I just hit send, submitting my first opinion article to a local magazine. And I’m only sweating a tiny little bit. Who knows if it will ever see print, but I am pretty excited to have even tried, so I’ll take that as a win.
Thanks to you, dear blog readers, for your likes and follows, for it was one of my blog entries that grew and morphed into the article I submitted. You may recognize it:
On Finding Your Meaningful Work
Into every life a little quest must come. A quest to search out something more meaningful than that which we can touch or taste. An acknowledgment that there is more than we can see lurking behind the matter and murk. Life is bursting with mystery, and until we find ourselves plumbing the depths for some enlightenment, we will never really be living.

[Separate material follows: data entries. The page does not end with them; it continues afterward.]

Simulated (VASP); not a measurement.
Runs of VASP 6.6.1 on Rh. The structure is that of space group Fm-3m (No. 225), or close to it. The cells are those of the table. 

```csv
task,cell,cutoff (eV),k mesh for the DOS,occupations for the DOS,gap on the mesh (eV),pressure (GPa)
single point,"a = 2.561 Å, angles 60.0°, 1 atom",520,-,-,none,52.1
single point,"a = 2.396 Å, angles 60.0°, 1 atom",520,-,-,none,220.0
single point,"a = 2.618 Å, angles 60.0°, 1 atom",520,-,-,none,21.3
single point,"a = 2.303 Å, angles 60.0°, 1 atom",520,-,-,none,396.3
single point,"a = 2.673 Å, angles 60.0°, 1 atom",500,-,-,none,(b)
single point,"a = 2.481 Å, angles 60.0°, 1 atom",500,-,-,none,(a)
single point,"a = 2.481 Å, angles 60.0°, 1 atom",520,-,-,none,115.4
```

As we set out upon our quest, we often turn towards the divine, seeking the spiritual that lies beyond the material fluff. We have a dangerous tendency, however, to discount the fluff as some unnecessary façade, and impediment even, holding us back from the truth. But I submit that possibly we are missing the forest for the trees. This fluff, this world swirling about us, may just be the very medium with which we can find the meaning we search for. The divine spark. If only we can pay attention long enough to catch a glimpse.
Paying attention, however, is not always an easy task. We are a distracted lot. There is so much to take in. Often we settle for quantity, rather than slowing down for quality; unbridled consumption with no time to ingest, process, or integrate. The true search for purpose is deepened immeasurably when we slow down enough to find our own meaningful work. When we enter into a venture that helps us to interpret and reconcile the endless onslaught. And so much more so when that meaningful work can be expressed with some sort of artistic outlet, allowing our experiences to flow through us rather than stagnating and dying within. It is one of the mysteries of the human condition that participating in creation can somehow enrich our own experience of the Creation. And I daresay of the Creator.
The question becomes, once we develop the first inklings of awareness of the wonder stirring all around us, of the beauty that lies beneath the surface, what do we do with it? We are compelled, obligated even, to communicate that reality to others, to share the light. Communication forges communion, and communion heightens the intimacy for all involved. It’s the feedback loop that makes the world turn. But how do we share? How can we possibly convey that which is beyond sensory experience? What is the medium for communication and communion?
Again, this material fluff is the sea in which we swim. I believe that art, used here in the broadest sense of the word, is our most effective mouthpiece. It has been said that art imitates life, but it seems more appropriate to say that art interprets life. When we paint, when we compose, when we sculpt, write, or sketch, when we dance, perform, mould or create in any other way, we give a gift that bears the heavy responsibility of deciphering life, for ourselves as well as for those around us.
Larry Brooks, in his book on writing structure, Story Engineering, has powerful words for writers: “Writers are scribes of the human experience. To write about life we must see it and feel it, and in a way that eludes most. We are not better people in any way – read the biographies of great writers and this becomes crystal clear – but we are alive in a way that others are not. We are all about meaning. About subtext. We notice what others don’t. If the purpose of the human experience is to immerse ourselves in growth and enlightenment, moving closer and closer to whatever spiritual truth you seek – hopefully have a few laughs and a few tears along the way – wearing the nametag of a writer makes that experience more vivid. We’re hands-on with life, and in the process of committing our observations to the page we add value to it for others.”
True, if a bit narrow. We writers are an observant lot. The art of writing itself is quite the filter of the human experience. But we are not alone. Writing is but one of the arts; one method in a million by which life is explored and investigated, plumbed and wrung out for meaning. Writing is only one of the endless modes of artistic expression that bring us together as a people, sharing the wealth and poverty of our existence. So while I take a certain amount of pride in Larry’s words, I also find them a few cents short of the golden dollar. I won’t hold it against him though. He’s only a writer.
The road to enlightenment is a rocky path, no matter the route, and I would encourage all of us to seek out those meaningful works that might serve as helpers along the way. There are countless artistic endeavors that can direct us further up and further in. What’s yours?